Kevin was born in Dublin, the eldest of three brothers, to Benjamin, a joiner, and Florence (nee Bibby). He attended Christ Church Cathedral school in the city and went to church three times on a Sunday. The family moved to Manchester when Kevin was about 16.
After studying theology at Trinity College Dublin, he joined the Anglican order of the Society of St Francis (SSF), whose friars take vows of poverty, chastity and obedience. That was when he began to use his middle name, as there was already a Brother Gordon in the order. He was guest master, looking after visitors, at the friary in Alnmouth, Northumberland, in the 1960s, which is when my father, a priest in Newcastle, got to know him. Sociable and fun, he became a frequent visitor to our vicarage.
In 1973 Kevin left Alnmouth to serve as guardian, or head, of a friary near the Falls Road in Belfast, during the Troubles. He had been given an old banger to drive and had to check underneath it for bombs before every journey. Sometimes the friars felt safer not wearing their brown habits when they were out so as not to be easily identified.
After Kevin’s ordination, the first wedding he conducted was that of his brother Ben to his wife, Margaret, in Manchester in 1973.

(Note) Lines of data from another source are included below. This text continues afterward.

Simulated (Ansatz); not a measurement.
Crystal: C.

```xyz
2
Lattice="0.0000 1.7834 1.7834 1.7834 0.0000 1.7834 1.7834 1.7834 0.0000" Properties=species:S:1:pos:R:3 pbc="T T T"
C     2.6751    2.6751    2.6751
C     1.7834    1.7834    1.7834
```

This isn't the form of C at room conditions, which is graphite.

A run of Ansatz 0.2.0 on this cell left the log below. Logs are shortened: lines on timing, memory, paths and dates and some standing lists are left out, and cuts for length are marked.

In 1980 Kevin was offered a sabbatical and chose to help a clergyman friend at his parish in Huntington Beach, California. He liked it so much he resigned from the SSF and became an Episcopal priest in the US, serving in parishes in Los Angeles County. He retired to Whittier, LA, in 2004.
Kevin enjoyed travelling and came back to the UK regularly to visit relatives and friends as well as delighting in playing host himself. He took a long walk every morning – even in the searing LA heat – and took pride in showing visitors the patch of California he had grown to love.
He is survived by his brothers, Ben and Alf, and three nephews.